As the title indicates, there are two levels involved in the research
carried out in this thesis: the general issue of understanding (and
promoting) Logic Engineering, together with a detailed study of its
particular instantiation for Description and Hybrid Languages.
For some years now, a trend has been developing in the field of
computational logic: given the wide diversity of applications the
field has advanced into (theorem proving, software and hardware
verification, computational linguistics, knowledge representation,
etc.), a multiplicity of formal languages has been developed, offering
a wealth of alternatives to classical languages. With the advantages
of the diversity of choice, comes its complexity. How do we decide
what the best formalism is for a given reasoning or modeling task? Or
even more, what are the important rules to take into account when
designing yet another formal language? How do we compare, how do we
measure, how do we test? These are the questions that the young field
of Logic Engineering is supposed to investigate and, if possible,
answer.
What we know about Logic Engineering is still not a lot, and as yet
there are no general answers to these questions. Don't expect to find
a list of ``recipes'' of how things should be done here. But much can
be learned from analyzing in detail a particularly interesting case.

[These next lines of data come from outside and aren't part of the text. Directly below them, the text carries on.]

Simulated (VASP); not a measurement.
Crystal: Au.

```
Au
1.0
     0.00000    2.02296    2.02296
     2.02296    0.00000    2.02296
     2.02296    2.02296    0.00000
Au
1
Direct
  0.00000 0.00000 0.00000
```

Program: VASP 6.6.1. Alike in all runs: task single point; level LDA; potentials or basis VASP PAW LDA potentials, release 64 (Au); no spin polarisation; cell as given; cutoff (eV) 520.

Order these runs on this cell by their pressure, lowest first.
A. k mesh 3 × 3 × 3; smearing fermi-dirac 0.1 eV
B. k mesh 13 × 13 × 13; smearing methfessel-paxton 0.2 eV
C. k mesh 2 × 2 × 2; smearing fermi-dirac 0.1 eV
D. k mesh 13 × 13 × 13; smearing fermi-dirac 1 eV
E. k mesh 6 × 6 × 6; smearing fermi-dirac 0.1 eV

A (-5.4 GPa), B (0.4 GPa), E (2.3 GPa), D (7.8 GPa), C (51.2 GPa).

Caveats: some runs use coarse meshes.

This will be the main thrust of the work carried out in the thesis.
Description logics are a family of formal languages used for
structured knowledge representation. They have been designed as a
tool to describe information in terms of concepts and their
interrelation (definitions), together with means to specify that
certain elements of the domain actually fit such definitions
(assertions). In addition, they provide a formal notion of inference
in terms of this structured knowledge. Description logics constitute
the best example we are aware of, of a broad, homogeneous collection
of formal languages with a clearly specified semantics (in terms of
first-order models) devised to deal with particular applications.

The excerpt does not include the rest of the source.